Organized housing discrimination based on race or ethnicity was banned in the US in 1948, and rightly so. Gold, however, seizes on a contested property transaction in which all parties had access to the Israeli courts in order to justify the Palestinian Authority’s recent arrests of individuals who sold land to Jews.
Gold writes that,
More settler homes, especially inside flashpoint cities like Hebron and East Jerusalem, inevitably mean more checkpoints, more soldiers, more closed military zones, and more violence. With each home occupied by settlers, Israelis and Palestinians move further away from peace, further from a solution, and the occupation is entrenched, along with the Apartheid-like conditions in the West Bank that grant Israeli Jews citizenship but not Palestinians.
So when Palestinians sell their homes to Israeli Jews, they are harming their fellow Palestinians in a very real way.
This specious argument ignores the fact that these checkpoints and soldiers are a result of the terrorism and violence that the Palestinian Authority government both incites and pays for. It also ignores that terrorism pre-dated the Israeli military presence in the West Bank. If a Jewish minority could live in peace in the West Bank, free from terrorism, there would be no need for these checkpoints or soldiers. Gold’s argument ignores Palestinian intolerance, blames the victims of violence for defending themselves, and demands segregation as a response to terror.
Gold forgets an important parallel from American history. When African Americans integrated US schools, they, too, faced immense hostility. Ruby Bridges required protection from federal marshals when she desegregated a New Orleans elementary school in 1960. The US government understood that its role was to protect the civil rights of the minority, not to reward the intolerant by giving in to their demands and effectively allowing mob rule.
Gold also ignores that Hebron (the location of the Tomb of the Patriarchs, which she calls a “heavily occupied West Bank city”) and eastern Jerusalem historically had large Jewish populations. Hebron was ethnically cleansed of Jews by the British after a vicious pogrom in 1929 by Hebron’s Arabs and further riots in 1936. Eastern Jerusalem was ethnically cleansed of Jews by the Jordanians in 1948. Today in the West Bank and Jerusalem, just as in the US in an earlier era, a military or law enforcement presence is needed to protect those returning to these areas because of the intolerance and terror that continues to be directed towards them.
Nor does Gold seem to have a clear sense of her own end-goal for the area. On the one hand, she complains of “Apartheid-like conditions in the West Bank that grant Israeli Jews citizenship but not Palestinians.” Asking for Israeli citizenship rights for West Bank Palestinians is, in effect, a call for a single, binational state. Yet, Gold cannot countenance Jews and Arabs living side by side. Does she believe in coexistence, or not? Perhaps the answer is revealed when she writes,
[I]t’s not because their buyers are Jews that these Palestinians are being penalized for selling land, but because their existence in the West Bank is part of a larger political conflict that has terrible, tragic effects on other Palestinians.

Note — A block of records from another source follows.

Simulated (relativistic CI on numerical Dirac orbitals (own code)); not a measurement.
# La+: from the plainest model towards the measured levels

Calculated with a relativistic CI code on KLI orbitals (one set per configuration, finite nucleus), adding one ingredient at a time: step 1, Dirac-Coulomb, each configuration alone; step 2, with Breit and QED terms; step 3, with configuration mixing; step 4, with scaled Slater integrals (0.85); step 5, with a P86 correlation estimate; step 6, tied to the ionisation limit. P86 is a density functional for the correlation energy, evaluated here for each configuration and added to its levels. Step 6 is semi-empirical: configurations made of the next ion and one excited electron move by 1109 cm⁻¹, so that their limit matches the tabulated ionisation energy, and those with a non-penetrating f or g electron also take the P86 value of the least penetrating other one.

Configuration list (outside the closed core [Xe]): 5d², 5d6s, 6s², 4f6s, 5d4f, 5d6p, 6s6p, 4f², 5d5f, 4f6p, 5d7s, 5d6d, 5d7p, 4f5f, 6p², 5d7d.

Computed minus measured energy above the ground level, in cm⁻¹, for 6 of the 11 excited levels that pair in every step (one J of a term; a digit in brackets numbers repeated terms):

If Palestinians could coexist with a Jewish minority in a future state, there would be no “terrible tragic effects.” Gold, however, is troubled by the Jews’ “existence” in the West Bank.
In Gold’s worldview, everything bad that happens to Palestinians seems to be the fault of Israel. While she pays lip service to PA human rights abuses against Palestinian people, she somehow manages to blame even this on Israel: “At the end of the day, the corruption of the PA, and the injustice it metes out against Palestinians, are enabled and exacerbated by the Israeli occupation.” The internationally accepted definition of anti-Semitism includes, “accusing Jews as a people of being responsible for real or imagined wrongdoing committed by … non-Jews.”
Gold implies that Israel is to blame for the fact that Israeli Arabs living in eastern Jerusalem don’t have Israeli citizenship, despite the fact that citizenship is available to them if they apply for it. Gold asserts that, “since 1967, Israel has revoked the residency of 14,595 Palestinian Jerusalemites.” But even the Human Rights Watch report from which Gold appears to have gotten this figure (she doesn’t name her source) notes that Israeli authorities justified these revocations on the grounds that the individuals were either no longer living there, or were suspected of being involved in terror activities, or had family members suspected of being involved in terror activities. The same report also acknowledges, “A path to citizenship exists for Palestinian Jerusalemite permanent residents, but the vast majority chose not to pursue it….”
Let’s not pretend, as [US Ambassador David] Friedman wishes us to, that [Palestinian American Jerusalem resident Issam] Akel has been sentenced [by the PA] for an inconsequential attempt to sell his home to an Israeli Jew in the pursuit of peace and coexistence. The sale would have placed another fanatical settler family in a prime East Jerusalem location at heart of the conflict. And his motivation was clearly to escape the punishing occupation of East Jerusalem Palestinians.
As we are rightfully shocked at the length of Akel’s jail sentence, let’s also not forget — especially in this time of Israeli elections — that it’s Israel that ultimately holds the keys.
It’s unclear how Gold knows what Akel’s motivation was, or whether his buyers were “fanatical.” Most property sales have as their motivation the simple goal of receiving financial gain for property that is no longer desirable to the seller. More bizarre is her assertion that Israel “holds the keys” to Akel’s jail sentence – yet again, blaming Israel for the actions of the Palestinian Authority.
The fact that the Forward would lend its platform to someone like Gold raises eyebrows. But even when the publication prints pieces from authors with relative stature the content can be outlandish. One example is a recent missive by Peter Beinart. (“Young Anti-Zionists: Be Uncomfortable, Like I Am With My Zionism December 26, 2018.) “If you’re going to be an anti-Zionist, be a good one,” the letter instructed young people. Imagine he’d written to Shaun King Senator Steve King Rep. Steve King, “If you’re going to be a racist, be a good one.” Such a line would never see the light of day in any reputable publication.
As noted above, CAMERA previously critiqued another Forward opinion piece that attempted to gaslight readers with the false claim that the call to replace Israel with an Arab majority state is a peaceful one. Unfortunately, the response of the Forward’s opinion editor was to ignore CAMERA’s substantive critique and instead deflect by calling the organization racist on Twitter, essentially demanding that her author, a tenure-track professor at the University of Arizona, be granted immunity from criticism due to her gender and ethnicity. We can only hope that this time she will consider the substance of what we have to say.